Netflix, one of the highest performing technology and media stocks of this year, has taken a steep dive after Monday’s trading.
Netflix Inc. (NASDAQ: NFLX)
Shares fell by almost 14% after Monday’s trading. The stock drop coincided with the company’s second quarter revenue announcement, which revealed disappointing figures that broke the upwards trajectory of previous quarters.
Context and details are important for investors who have only read the headlines.
What Did the Quarterly Report Say?
While some investors are panicking, the performance of Netflix in the last quarter is actually rather impressive.
- The company added 5.2 million new subscribers in the past three months.
- $3.9B in sales revenue was made.
- The company made $384M in profit after all deductions.
This is by no means a poorly performing company. In fact, many well established Hollywood studios would love to present financial figures like this at the end of a quarter. Sales are up 40%, so, why are investors so worried?
One of the reasons is that many investors have overinflated expectations of Netflix, partially due to speculation, and partially due to Netflix’s own overoptimistic forecast. At the end of last quarter, it was aiming for 6.2 million new subscribers. While they fell a million short, the 5.2 million new accounts are nothing to scoff at. The company is performing better than any other subscription media service, and they have forced companies like AT&T and Comcast to heavily invest in media businesses so that they can remain competitive.

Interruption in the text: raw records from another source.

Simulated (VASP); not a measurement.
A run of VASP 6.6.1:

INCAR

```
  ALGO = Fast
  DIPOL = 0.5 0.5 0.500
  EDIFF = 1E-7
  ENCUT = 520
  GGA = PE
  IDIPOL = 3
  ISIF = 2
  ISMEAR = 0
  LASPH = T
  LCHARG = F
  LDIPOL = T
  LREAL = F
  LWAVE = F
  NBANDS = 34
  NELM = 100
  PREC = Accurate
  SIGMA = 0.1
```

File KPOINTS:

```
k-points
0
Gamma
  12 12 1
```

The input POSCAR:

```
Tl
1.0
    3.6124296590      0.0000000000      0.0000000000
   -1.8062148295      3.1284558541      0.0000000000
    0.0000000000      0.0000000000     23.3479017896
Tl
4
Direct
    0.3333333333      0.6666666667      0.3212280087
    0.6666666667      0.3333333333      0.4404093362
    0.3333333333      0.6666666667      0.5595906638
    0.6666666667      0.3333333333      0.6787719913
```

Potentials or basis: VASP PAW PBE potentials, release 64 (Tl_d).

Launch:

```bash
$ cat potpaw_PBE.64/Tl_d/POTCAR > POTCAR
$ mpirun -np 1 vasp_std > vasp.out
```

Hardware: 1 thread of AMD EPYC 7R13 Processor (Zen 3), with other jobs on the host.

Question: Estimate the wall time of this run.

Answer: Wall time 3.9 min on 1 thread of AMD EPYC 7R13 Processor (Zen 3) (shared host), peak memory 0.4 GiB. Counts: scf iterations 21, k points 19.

Netflix is a market disruptor and performance is high. While not quite as expected, the quarterly figures can still be taken as positive in terms of raw growth.
For investors that have been around long enough, this will bring memories of the second quarter of 2016, when the company shares dropped more than 16% after the company failed to meet its quarterly target. This is probably not the last time that it will experience something similar, and it’s not unique in the stock market, particularly in tech stocks. Apple, Google, and Amazon have experienced similar price drops in the past due to overly optimistic growth projections.
Netflix is still tracking at 108% growth for the year so far, which means it’s one of the highest performers in this volatile market.